The ability to implement interfaces allows completely decoupling the application logic from the UI, or from the database, or from this or that worksheet.
Say you have an ISomeView
interface that the form itself implements:
Option Explicit
Public Property Get IsCancelled() As Boolean
End Property
Public Property Get Model() As ISomeModel
End Property
Public Property Set Model(ByVal value As ISomeModel)
End Property
Public Sub Show()
End Sub
The form's code-behind could look like this:
Option Explicit
Implements ISomeView
Private Type TView
IsCancelled As Boolean
Model As ISomeModel
End Type
Private this As TView
Private Property Get ISomeView_IsCancelled() As Boolean
ISomeView_IsCancelled = this.IsCancelled
End Property
Private Property Get ISomeView_Model() As ISomeModel
Set ISomeView_Model = this.Model
End Property
Private Property Set ISomeView_Model(ByVal value As ISomeModel)
Set this.Model = value
End Property
Private Sub ISomeView_Show()
Me.Show vbModal
End Sub
Private Sub SomeOtherSettingInput_Change()
this.Model.SomeOtherSetting = CBool(SomeOtherSettingInput.Value)
End Sub
'...other event handlers...
Private Sub OkButton_Click()
Me.Hide
End Sub
Private Sub CancelButton_Click()
this.IsCancelled = True
Me.Hide
End Sub
Private Sub UserForm_QueryClose(Cancel As Integer, CloseMode As Integer)

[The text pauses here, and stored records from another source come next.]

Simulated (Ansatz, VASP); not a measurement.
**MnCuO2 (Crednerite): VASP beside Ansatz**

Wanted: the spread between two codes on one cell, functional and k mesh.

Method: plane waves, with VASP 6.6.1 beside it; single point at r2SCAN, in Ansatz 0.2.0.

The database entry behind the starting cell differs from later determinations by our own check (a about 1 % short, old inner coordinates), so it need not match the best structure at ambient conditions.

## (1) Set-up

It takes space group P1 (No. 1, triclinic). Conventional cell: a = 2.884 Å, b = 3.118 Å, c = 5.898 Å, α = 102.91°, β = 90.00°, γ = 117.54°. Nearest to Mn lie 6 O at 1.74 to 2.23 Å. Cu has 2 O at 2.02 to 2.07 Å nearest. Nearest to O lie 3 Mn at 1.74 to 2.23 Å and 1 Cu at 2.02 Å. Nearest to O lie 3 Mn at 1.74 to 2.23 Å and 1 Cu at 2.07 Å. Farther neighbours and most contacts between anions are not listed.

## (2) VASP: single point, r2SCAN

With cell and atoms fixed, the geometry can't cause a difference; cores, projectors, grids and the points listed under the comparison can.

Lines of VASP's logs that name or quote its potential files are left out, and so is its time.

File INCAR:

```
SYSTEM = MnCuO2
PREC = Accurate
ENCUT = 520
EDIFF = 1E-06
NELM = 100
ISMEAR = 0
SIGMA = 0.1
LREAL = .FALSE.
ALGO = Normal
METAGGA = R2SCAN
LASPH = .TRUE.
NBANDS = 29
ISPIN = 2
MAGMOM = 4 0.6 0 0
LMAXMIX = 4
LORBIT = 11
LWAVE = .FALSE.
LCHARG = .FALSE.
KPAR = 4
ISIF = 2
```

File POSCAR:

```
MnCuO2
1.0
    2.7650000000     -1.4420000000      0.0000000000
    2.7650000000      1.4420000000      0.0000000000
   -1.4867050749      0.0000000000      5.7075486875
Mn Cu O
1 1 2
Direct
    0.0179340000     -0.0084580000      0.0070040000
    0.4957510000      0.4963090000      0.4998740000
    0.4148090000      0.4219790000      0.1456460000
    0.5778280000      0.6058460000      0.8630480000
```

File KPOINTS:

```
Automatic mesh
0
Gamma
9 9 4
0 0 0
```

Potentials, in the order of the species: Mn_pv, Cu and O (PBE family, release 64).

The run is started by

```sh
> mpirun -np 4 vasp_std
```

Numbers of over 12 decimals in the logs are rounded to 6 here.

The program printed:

If CloseMode = VbQueryClose.vbFormControlMenu Then
Cancel = True
this.IsCancelled = True
Me.Hide
End If
End Sub
But then, nothing forbids creating another class module that implements the ISomeView
interface without being a user form - this could be a SomeViewMock
class:
Option Explicit
Implements ISomeView
Private Type TView
IsCancelled As Boolean
Model As ISomeModel
End Type
Private this As TView
Public Property Get IsCancelled() As Boolean
IsCancelled = this.IsCancelled
End Property
Public Property Let IsCancelled(ByVal value As Boolean)
this.IsCancelled = value
End Property
Private Property Get ISomeView_IsCancelled() As Boolean
ISomeView_IsCancelled = this.IsCancelled
End Property
Private Property Get ISomeView_Model() As ISomeModel
Set ISomeView_Model = this.Model
End Property
Private Property Set ISomeView_Model(ByVal value As ISomeModel)
Set this.Model = value
End Property
Private Sub ISomeView_Show()
'do nothing
End Sub
And now we can change the code that works with a UserForm
and make it work off the ISomeView
interface, e.g. by giving it the form as a parameter instead of instantiating it:
Public Sub DoSomething(ByVal view As ISomeView)
With view
Set .Model = CreateViewModel
.Show
If .IsCancelled Then Exit Sub
ProcessUserData .Model
End With
End Sub
Because the DoSomething
method depends on an interface (i.e. an abstraction) and not a concrete class (e.g. a specific UserForm
), we can write an automated unit test that ensures that ProcessUserData
isn't executed when view.IsCancelled
is True
, by making our test create a SomeViewMock
instance, setting its IsCancelled
property to True
, and passing it to DoSomething
.
# Testable code depends on abstractions
Writing unit tests in VBA can be done, there are add-ins out there that even integrate it into the IDE. But when code is tightly coupled with a worksheet, a database, a form, or the file system, then the unit test starts requiring an actual worksheet, database, form, or file system - and these dependencies are new out-of-control failure points that testable code should isolate, so that unit tests don't require an actual worksheet, database, form, or file system.
By writing code against interfaces, in a way that allows test code to inject stub/mock implementations (like the above SomeViewMock
example), you can write tests in a "controlled environment", and simulate what happens when every single one of the 42 possible permutations of user interactions on the form's data, without even once displaying a form and manually clicking on a form control.